For years, Reinhold Henke, a veteran Twin Cities corporate and consulting engineer, noodled and tinkered with ways to prevent the destructive "arcing" that degrades electromechanical relays that make the world run like clockwork.
Every day, the relays, which typically cost $50 to $400, switch electrical currents in everything from railway signals to industrial machinery and household appliances.
Many times, however, those relays wind up being the glitch in an electrical system.
Henke and his partner in Arc Suppression Technologies, Bob Thorbus, over the last five years developed, patented and commercialized a solution called the NOsparc, which suppresses arcing by 99 percent and extends the life of relays by at least 10 times.

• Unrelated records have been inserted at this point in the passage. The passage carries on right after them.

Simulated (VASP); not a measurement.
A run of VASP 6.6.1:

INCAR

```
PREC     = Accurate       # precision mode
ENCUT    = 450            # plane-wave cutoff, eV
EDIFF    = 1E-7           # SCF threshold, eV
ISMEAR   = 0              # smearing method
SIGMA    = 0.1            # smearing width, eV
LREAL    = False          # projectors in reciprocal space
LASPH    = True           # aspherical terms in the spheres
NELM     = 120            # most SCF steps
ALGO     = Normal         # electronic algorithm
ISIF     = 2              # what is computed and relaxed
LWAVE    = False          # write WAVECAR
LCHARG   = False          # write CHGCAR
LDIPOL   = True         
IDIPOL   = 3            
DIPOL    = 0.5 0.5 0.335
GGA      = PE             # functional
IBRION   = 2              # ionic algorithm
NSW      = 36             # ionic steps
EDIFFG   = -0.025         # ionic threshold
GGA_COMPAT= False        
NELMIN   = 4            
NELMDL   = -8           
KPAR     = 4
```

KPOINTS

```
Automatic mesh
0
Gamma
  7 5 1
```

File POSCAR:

"Minimum 10 times," said Thorbus, who is the company's chief executive. "You save the cost of at least nine relays."
Thorbus said Arc Suppression — which is a finalist in the Midwest Cleantech technology competition — has lined up 100 initial customers and that revenue should be in the "millions" next year.
The NOsparc, made by a Minnesota contract manufacturer, costs $30 to $50 per unit depending on order size. Customers include Oshkosh Corp., Australian Rail Track Corp., Computrols of New Orleans and Chanhassen-based Roberts Automatic.
In an interview last week, Thorbus said there are major customer-order announcements coming and that the firm expects to raise up to $1.5 million from private investors by the end of this year to finance what he projects will be breakout sales volume in the next two years.